Reader Questions: Budgeting for a Family Trip to Europe or Australia

I received question from Jaqueline, a reader in Chicago, this week asking about budgeting for a family vacation. Here's the question:

I viewed your site, and I must say you have done a wonderful job preparing families across the internet world. I have a question regarding financing. Have you put together these family trips on a budget?, or were you and your family just having a good time without cost worries? I too love to travel, but have only done so within the USA. My daughter is 17 now, and going to college in the fall. Still, I would love to know what are the best economical, safest, English language friendly places. I am so nervous about leaving the country due to various things that happen around the world, but I would love to venture out to Spain, England, and Australia some day. Do you think it is possible to travel for 14 days out of the country, living in a nice hotel with 3 meals daily, and touring for $2,500 per person? Please, send updates if you can.


Here's my response:


Thanks for writing! I'm glad you liked the site. In general I would say that most families who have some disposable income can make a memorable family trip work within their budget. The trick is to set the budget and then be flexible and open minded about looking at alternatives and ideas that fit within that budget. The important thing is to let yourself (and your daughter) go build the memories you want to have.

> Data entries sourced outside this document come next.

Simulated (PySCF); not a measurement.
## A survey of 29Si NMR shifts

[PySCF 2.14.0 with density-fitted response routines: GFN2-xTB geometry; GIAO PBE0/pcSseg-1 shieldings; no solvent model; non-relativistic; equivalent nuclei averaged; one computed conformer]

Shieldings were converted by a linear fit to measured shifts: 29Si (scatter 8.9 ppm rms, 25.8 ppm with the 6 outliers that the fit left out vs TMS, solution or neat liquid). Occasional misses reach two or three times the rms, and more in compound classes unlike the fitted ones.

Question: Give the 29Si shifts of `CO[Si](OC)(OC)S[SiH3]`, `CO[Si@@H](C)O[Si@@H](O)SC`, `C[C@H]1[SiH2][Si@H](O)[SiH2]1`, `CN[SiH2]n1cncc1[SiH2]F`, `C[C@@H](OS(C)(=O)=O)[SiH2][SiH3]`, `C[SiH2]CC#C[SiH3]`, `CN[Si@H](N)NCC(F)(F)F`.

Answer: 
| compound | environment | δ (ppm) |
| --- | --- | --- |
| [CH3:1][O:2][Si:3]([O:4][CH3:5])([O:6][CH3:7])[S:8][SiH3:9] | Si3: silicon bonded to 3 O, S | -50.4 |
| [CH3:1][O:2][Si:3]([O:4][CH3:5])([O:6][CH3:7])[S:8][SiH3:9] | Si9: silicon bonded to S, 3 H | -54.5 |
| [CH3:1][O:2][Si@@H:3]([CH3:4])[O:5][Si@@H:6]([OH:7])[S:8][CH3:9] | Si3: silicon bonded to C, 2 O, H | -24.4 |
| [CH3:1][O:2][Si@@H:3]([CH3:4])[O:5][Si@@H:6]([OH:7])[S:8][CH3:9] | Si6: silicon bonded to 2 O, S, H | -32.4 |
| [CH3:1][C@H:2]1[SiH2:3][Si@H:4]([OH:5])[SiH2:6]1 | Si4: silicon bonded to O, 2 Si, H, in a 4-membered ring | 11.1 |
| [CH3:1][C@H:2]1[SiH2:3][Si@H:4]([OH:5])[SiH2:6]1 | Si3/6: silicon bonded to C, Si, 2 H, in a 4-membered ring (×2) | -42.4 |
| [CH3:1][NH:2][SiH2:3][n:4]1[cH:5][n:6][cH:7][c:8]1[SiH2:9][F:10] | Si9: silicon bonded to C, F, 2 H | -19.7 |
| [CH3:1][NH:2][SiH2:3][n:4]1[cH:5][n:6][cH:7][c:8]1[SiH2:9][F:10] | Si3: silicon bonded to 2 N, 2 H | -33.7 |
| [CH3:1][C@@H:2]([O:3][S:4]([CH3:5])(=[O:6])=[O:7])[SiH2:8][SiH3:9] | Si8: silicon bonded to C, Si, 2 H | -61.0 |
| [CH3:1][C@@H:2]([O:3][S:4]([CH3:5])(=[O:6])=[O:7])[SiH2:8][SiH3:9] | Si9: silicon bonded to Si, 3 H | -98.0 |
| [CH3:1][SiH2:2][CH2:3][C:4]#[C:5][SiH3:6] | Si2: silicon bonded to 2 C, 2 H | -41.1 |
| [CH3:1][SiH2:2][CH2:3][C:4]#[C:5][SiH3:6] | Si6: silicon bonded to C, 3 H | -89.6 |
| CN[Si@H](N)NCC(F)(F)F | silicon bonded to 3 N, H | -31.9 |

Your specific budget gives you lots of great options for visiting the any of the countries you are interested in. The main thing working against you right now is the low value of the dollar, but you can offset that by being clever in some other ways. Let's tackle Europe first.

Flying out of a major airport (in your case Chicago) gives you access to great airfare sales. During the off season for travel to Europe, (winter and early spring) you can expect to pay about $600 per person for flights to European destinations. British Airways has a sale right now that includes round trip airfare and three nights hotel accommodations in London for $678 per person. A quick search on Orbitz found roundtrip fares from Chicago to Madrid beginning at about $450 this month and next.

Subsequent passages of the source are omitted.